By Tom Ballard, Chief Alliance Officer, PYA
The start of a new month comes with an important announcement from Knoxville’s 4M Carbon Fiber Corporation.
Rob Klawonn, a well-known executive in the carbon fiber and composites sector, assumes the role of Chief Executive Officer, succeeding Josh Kimmel who has held the position for about a year. Kimmel will continue to serve as the Company’s President and will also sit on the corporation’s board of directors.
The appointment of Klawonn, an executive for more than a decade at Toho Tenax America and President and board member since 2008, is the latest move in a strategic pivot by 4M Carbon Fiber that had originally planned to manufacture equipment to produce carbon fiber using a technology co-developed by RMX Technologies LLC and Oak Ridge National Laboratory (ORNL). 4M Carbon Fiber has an exclusive license to the process.
“We’re now going to stand up carbon fiber production using our own technology,” Rodney Grubb, Chairman and Chief Operating Officer of 4M Carbon Fiber, told us in a recent interview. “We can produce carbon fiber three times faster than conventional processes, use 75 percent less energy, and make a better fiber.”
Those who know the University of Tennessee alum and long-time project management executive would probably agree that Grubb is always enthusiastic, upbeat and optimistic, but those characteristics were particularly on display during our recent interview with him – the first in about a year and one-half.
“Our goal is to stand up six carbon fiber production lines in the next six years,” he said.
When we last talked extensively with Grubb about 18 months ago for this teknovation.biz article, he was focused on securing funding for a 175-ton oxidation oven. The larger unit would allow RMX Technologies to finalize the design for 1,500-ton ovens, the size needed for widespread commercial deployment of the technology.
The plans at that time called for 4M Carbon Fiber to actually produce the ovens, incorporating the RMX Technologies process, and sell them to carbon fiber manufacturers who would produce the actual material – carbon fiber and oxidized PAN fiber.

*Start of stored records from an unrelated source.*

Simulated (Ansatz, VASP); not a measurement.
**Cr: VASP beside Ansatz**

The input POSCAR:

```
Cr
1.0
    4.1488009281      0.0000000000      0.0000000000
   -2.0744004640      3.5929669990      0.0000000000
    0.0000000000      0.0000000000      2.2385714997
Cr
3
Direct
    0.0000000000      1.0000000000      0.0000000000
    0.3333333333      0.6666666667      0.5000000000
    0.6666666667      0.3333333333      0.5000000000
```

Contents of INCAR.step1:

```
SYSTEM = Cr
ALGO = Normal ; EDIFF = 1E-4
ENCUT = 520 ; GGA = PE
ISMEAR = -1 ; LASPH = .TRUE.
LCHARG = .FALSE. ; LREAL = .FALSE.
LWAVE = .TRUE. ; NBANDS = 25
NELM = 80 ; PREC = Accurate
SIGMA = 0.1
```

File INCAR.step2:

What a difference a year or so makes in the life of a technology company.
In 2017, 4M Carbon Fiber completed a reverse merger with Woodland Holdings Corporation that allowed the former to position itself as a public entity, since Woodland regularly filed with U.S. Securities and Exchange Commission. 4M Carbon Fiber also raised a $2.3 million round of funding last fall.
As management met with investment bankers, Grubb says they learned something very important.
“Selling equipment is not as compelling a story as having a technology that changes the world,” he says.
4M Carbon Fiber, which has 75 shareholders, is in the midst of a $10 million bridge funding raise. Those funds will allow the company to build a 250-ton product demonstration line that Grubb says is 10 times the capacity of ORNL’s Carbon Fiber Technology Facility.
“It will allow us to run multiple precursors and recipes for customers,” he explains.
As far as the longer term, Grubb says 4M Carbon Fiber has engaged a local consultant to help it raise additional capital using Regulation A+ of the JOBS Act, officially known as the “Jumpstart Our Business Start-ups Act.” That individual was instrumental in taking the first company public using the Reg A+ provision on the NASDAQ.
If all goes well, Grubb says 4M Carbon Fiber will do its initial public offering later this year or in early 2019.
Meanwhile, RMX Technologies will continue to be an R&D enterprise.
“It’s all about technology development and commercialization,” Grubb says, adding that the oxidation process that 4M Carbon Fiber has licensed is just the first of several atmospheric plasma technologies that RMX Technologies is developing.
As noted in this recent teknovation.biz post, Truman Bonds is now Chief Technology Officer at 4M Carbon Fiber, a critical role as the company builds the lines using the plasma oxidation technology. He also serves as President of RMX Technologies.